DeWolfe made an early prototype for herself and spent the better part of a year reworking that design. “It takes a lot of effort to make something so effortless,” she admits. Karmaloop bought her first large order, which she tackled on her own, from admin to production. Today, the 20-something designer still makes each Wolfepack by hand, and her deWolfe line (which includes wallets, belts and other bags) has grown almost entirely through word of mouth. Having mentors like Lana Barakat, owner of December Thieves and an early supporter, hasn’t hurt. She picked up the line last winter. And this spring, the Wolfepack made it to the finals in InStyle’s reader-voted Independent Handbag Designer Awards, placing in the “Handmade” category alongside four other international designers.

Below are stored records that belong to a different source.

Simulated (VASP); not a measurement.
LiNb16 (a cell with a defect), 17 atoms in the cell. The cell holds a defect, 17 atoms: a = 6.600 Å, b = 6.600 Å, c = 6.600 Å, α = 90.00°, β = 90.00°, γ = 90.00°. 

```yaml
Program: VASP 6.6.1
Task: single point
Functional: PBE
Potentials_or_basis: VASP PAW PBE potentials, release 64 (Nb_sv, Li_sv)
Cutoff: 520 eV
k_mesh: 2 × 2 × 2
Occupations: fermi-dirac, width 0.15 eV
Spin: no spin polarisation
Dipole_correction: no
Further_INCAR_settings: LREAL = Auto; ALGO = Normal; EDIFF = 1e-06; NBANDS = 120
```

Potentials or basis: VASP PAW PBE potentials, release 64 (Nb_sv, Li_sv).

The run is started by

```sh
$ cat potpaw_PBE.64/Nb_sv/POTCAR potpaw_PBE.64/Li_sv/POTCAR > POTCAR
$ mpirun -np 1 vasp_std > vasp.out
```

When she’s not working in her studio, you can find DeWolfe in front of a classroom at Bay State College, where she teaches everything from Tailoring and French Draping to Pattern Making and the History of Couture. But she’s always tinkering. Keep an eye on ginadewolfe.com for a new iteration of the Wolfepack, which will be bigger, slightly more rugged, made of a thicker leather and decidedly unisex. “A lot of guys have bought the original Wolfepack, while women might want a larger one, too,” DeWolfe explains. “I want the brand to be androgynous.”

What’s in her Wolfepack?

“Two envelope wallets from my collection—one for business cards, one for cash. My favorite Ray-Bans, a Moleskin planner, a chunk of amethyst for positive energy (I also keep one on my work bench) and a little bottle of patchouli oil.”